After the NCAA lost the O'Bannon case a couple weeks ago, the MAC as a collective recoiled, due to the implications of the case when it came to the payment of student-athletes. That, combined with the autonomy vote for the so-called P5 conferences, surely spelled doom for the MAC and the other G5 conferences.
However, the MAC has set itself apart from its G5 brethren with a landmark deal with ESPN to air all MAC football, men's and women's basketball, and select Olympic sports on the ESPN family of networks, including ESPN, ESPN2, and ESPN3 for the next 13 years. This is a big step up from the joint venture between ESPN and the MAC to create the ESPN3 MAC Digital Network back in February, which only showed select games and replays on WatchESPN.
Commissioner Dr. Jon Steinbrecher said in a conference call on Tuesday that "despite so much uncertainty that seems to be swirling about these days, this new agreement should be a clear indication that the Mid-American Conference is a strong and vibrant conference that continues to be nationally relevant." He also used an old Steve Martin quip to describe the league's expectations, saying the conference has to be "so good, you can't ignore it."
This is sort of where it stops being so positive. While a lot of details were announced in both the initial announcement and in the subsequent press conference call the next day, there was a lot of potential implications therein that truly have me concerned as a fan of the #MACtion. While we're never going to see B1G or SEC money, the MAC could really use a significant pay raise in order to keep up with the increasing cost of operation that it takes to run an athletic department, something that is greatly affected by the autonomy debate. Here are some numbers to consider when looking at this topic:
- The Western Athletic Conference, which no longer sponsors football, has a $4 million dollar TV distribution contract.
- Conference USA and the Mountain West Conference have football/basketball distribution contracts worth $11.3 and $12 million dollars, respectively.
- After 2009's contract with ESPN, the MAC made $1.4 million per year for basketball and football TV rights. This placed them 11th out of 12 conferences (if you consider Notre Dame a conference) in terms of TV revenue.
- The American Athletic Conference has a separate contract with ESPN (seven years, $126 million) that our friends at The UConn Blog suggests could shut out the other members of the G5 from postseason success, especially considering the new playoff format, which only allows four teams from ten conferences, period.

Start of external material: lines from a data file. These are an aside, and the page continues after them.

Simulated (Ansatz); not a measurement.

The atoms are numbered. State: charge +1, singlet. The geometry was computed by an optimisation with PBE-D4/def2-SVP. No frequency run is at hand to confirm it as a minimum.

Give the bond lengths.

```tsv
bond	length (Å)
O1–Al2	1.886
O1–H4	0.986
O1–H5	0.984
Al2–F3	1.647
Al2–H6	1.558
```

Another thing that this deal does is give ESPN the exclusive production rights, which means free university or MAC- Network streams are a thing of the past, as well as the contract recently signed with Time Warner Cable. This will be replaced with ESPN going into a partnership with the individual schools in setting up an ESPN3 stream for every event within the next four years, essentially making it a subscription service. ESPN also controls the rights to regional sub-licensing, revenue that the MAC may never get a chance to see.
Finally, the biggest part of this deal: the MAC still is 11th out of 12 conferences in terms of TV revenue, while getting virtually no guarantees in terms of regional sub-licensing (read: Time Warner Cable.) It's never a bad thing to try and cash in on short-term successes, and the MAC has been very successful in the last five or so years. This contract means that the MAC is still $4-6 million behind the Mountain West and Conference USA, who also retains their national and regional distribution rights, meaning more money for each school. While a nearly 500 percent increase in revenue to individual schools is nothing to sneeze at, the long-term security comes at the cost of a bigger payout. FOX Sports has seemed to be faring well with their football coverage (I, for one, was a fan of their B1G Championship coverage,) and the NBC Sports Network, as well as the CBS Sports Network have also been looking into covering more college sports. with the advent of DVRs, live sports programing is at a premium right now, and something that doesn't seem to be slowing down anytime soon. Could the MAC perhaps have inked a deal with any of those networks for a more lucrative sum? We'll never know the answer to such questions thanks to this 13-year albatross.